Some of you may know I am obsessed with finding the legendary Abbey & Imbrie Centennial rod built in 1876, as I've written about it before twice (here and here). Here's a new blurb I've uncovered from a 1916 The American Angler.
A GOLD-FINISHED FISHING ROD.— This rod owned by Messrs. Abbey & Imbrie, New York, is a nine-foot split bamboo rod with solid gold mountings, ornamented with genuine topaz in the butt and in the plugs that fit in the ferrules. The engraving on the butt depicts various fishing scenes and was executed by one of the Tiffany artists. All the mountings are of fourteen-karat gold and over five hundred dollars worth of gold was cut out of the plates on the side of the reel in order to make the bar relief deep.

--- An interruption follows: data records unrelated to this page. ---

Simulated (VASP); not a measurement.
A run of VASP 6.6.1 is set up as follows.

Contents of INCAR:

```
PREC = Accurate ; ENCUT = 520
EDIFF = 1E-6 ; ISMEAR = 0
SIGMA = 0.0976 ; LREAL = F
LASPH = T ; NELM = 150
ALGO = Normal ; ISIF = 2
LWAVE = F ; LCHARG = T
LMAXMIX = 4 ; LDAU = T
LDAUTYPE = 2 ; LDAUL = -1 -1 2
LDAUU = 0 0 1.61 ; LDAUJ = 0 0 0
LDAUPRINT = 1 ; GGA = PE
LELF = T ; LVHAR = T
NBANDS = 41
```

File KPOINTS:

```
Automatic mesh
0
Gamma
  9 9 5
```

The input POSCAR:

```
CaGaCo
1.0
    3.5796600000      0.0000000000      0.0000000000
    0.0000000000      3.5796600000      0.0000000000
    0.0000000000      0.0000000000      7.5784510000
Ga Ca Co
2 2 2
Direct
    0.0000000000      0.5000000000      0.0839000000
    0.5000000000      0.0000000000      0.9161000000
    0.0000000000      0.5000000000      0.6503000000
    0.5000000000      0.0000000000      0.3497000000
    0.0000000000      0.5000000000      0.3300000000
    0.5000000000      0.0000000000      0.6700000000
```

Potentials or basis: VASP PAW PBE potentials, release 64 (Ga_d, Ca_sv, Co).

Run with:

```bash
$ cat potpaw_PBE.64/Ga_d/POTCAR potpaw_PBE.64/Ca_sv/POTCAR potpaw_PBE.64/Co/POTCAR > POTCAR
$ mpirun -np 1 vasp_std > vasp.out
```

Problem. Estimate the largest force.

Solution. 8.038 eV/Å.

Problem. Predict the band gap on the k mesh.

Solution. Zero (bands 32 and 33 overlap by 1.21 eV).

The rod was made for the Centennial Exposition in Philadelphia in 1876. It was also a part of the fishing tackle exhibit prepared at the request of the United States Fishing Commission as a part of their exhibit at the Chicago World's Fair in 1893. It was shown at the United States Fishing Commission's Exhibit at the Paris Exposition in 1900. where it was awarded a gold medal, and it was also exhibited at the Pan-American Exposition in Buffalo in 1901, and at the Charleston Exposition in 1902. Abbey & Imbrie used it as part of their own exhibit at the Louisiana Purchase Exposition in St. Louis in 1904, where it won the Grand Prize, the highest award for fishing tackle over all other exhibitors. The varnish with which the bamboo is covered has mellowed with age and the contrast between the deep yellow of the rod and its gold and jewel mountings are a delight to the eye.
There are certainly details here I've not seen before, and it is exciting to track its history down at the various expositions.